Within the framework of our current exhibition, Richard Davies: Russian Types and Scenes, we are screening a series of films set in the north-west of Russia where Richard took the photographs in the book and documented the grass-roots projects for the restoration and preservation of wooden architecture, for which (both the architecture and the social initiatives to preserve it) the region is famous.
First in the series is 'The Island' (Pavel Lungin, 2006, 112 minutes).

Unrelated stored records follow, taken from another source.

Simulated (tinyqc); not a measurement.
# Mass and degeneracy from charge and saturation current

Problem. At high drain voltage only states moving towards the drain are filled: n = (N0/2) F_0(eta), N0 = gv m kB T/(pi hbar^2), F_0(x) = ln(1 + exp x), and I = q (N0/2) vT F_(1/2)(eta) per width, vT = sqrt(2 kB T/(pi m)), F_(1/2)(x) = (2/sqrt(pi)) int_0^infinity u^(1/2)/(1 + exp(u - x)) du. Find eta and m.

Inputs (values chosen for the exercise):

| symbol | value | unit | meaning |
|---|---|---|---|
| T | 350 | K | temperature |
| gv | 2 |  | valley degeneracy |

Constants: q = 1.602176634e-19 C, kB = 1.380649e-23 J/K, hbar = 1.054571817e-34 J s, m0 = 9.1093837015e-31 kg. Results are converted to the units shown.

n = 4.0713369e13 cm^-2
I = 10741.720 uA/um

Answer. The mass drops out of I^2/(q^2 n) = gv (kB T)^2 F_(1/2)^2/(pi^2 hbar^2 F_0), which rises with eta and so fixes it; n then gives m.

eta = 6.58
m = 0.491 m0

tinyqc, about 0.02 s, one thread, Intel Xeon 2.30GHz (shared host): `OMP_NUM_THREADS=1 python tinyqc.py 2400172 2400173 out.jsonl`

The collapse of communismin the early 1990s meant among other things the renewal of religious freedom, and a revival of official partnership between Orthodoxy and the state. The fringes of religion, however, continued to be as quirky as they always are: Orthodoxy has seldom been orthodox. Lounguine’s film addresses itself to mining the psychology of one of the oldest of Russian “types”, the holy loner, half sage and half madman. Father Anatoly (Pyotr Mamanov) is a charismatic monk, living in a remote island monastery. The setting is the 1970s (though perhaps it could have been any time). A series of visitors to the island – most of them unwelcome – allow Lounguine to explore the complexities and contradictions of faith in a way that struck viewers when the film came out in 2006 as strikingly original. We are rather far, here, from the “high art” of Tarkovsky and a film like Andrei Roublev , but what Lounguine has to say on the matter has its own humorous intelligence and authenticity.